NJ lawmaker: We need more than wind and solar to save money
⚫ Lawmaker says residents can’t afford Gov. Murphy’s energy agenda
⚫ He says only having electric power could be catastrophic
⚫ His plan calls for a diverse energy master plan
Gov. Phil Murphy has put forth an accelerated plan to convert the Garden State to 100% clean energy by 2035.
Some lawmakers believe this is not only unrealistic but also dangerous.
State Senate Republican Leader Steven Oroho, R-Sussex, has introduced what he calls a common sense measure, S3684, dubbed the Energy Security and Affordability Act, to ensure New Jersey is powered by reliable, diverse and affordable energy sources and not just electric.
What his plan includes
His legislation would require the state’s Energy Master Plan to factor in:
• The energy needs, supplies, and reliability in all geographic areas of the state
• The use and development of diverse energy generation sources including, but not limited to, solar, wind, nuclear, hydrogen, natural gas, and renewable natural gas to assure a reliable and sufficient energy supply
• The affordability of energy generation, transmission, and distribution to ratepayers
• The prioritization of in-state energy generation, to the extent practicable and feasible to minimize subsidies for out-of-State energy generation
• The use of incentives, rather than mandates, when feasible, to increase consumer transparency and choice
The measure also calls for limiting intermittent energy sources, such as wind and solar, to 50% of the State’s energy generation portfolio.
“Even if we have wind and solar, and even if it gets to be economical, it’s an intermittent energy source so there needs to be other power sources as well,” Oroho said.

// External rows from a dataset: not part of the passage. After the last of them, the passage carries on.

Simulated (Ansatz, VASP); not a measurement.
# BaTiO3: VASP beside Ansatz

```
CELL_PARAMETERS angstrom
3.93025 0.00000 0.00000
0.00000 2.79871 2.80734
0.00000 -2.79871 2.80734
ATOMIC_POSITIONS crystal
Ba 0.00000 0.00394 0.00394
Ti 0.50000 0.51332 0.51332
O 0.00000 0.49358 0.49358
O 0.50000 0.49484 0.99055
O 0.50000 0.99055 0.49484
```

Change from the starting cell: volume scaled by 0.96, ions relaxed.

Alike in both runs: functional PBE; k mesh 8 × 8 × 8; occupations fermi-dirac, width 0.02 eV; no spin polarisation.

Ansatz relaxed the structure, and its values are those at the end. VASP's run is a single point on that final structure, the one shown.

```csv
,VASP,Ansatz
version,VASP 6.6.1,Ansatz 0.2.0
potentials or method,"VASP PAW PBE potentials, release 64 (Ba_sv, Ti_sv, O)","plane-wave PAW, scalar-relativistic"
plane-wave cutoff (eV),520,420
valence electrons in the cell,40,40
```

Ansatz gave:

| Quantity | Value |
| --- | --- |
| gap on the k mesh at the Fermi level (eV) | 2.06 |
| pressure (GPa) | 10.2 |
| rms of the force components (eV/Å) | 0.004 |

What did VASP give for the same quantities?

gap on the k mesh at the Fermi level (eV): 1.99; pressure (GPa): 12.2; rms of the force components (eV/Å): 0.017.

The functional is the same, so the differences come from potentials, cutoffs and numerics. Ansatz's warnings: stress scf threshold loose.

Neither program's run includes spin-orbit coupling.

He says only having electric could be catastrophic
Oroho said having diverse types of energy is critical because if we only had electric during Superstorm Sandy, “it would have been a major catastrophe if people weren’t able to get to work because they couldn’t plug in their cars.”
He pointed out the governor wants to quickly and aggressively switch over completely to electric appliances, heating equipment and EVs, but that’s going to be incredibly expensive.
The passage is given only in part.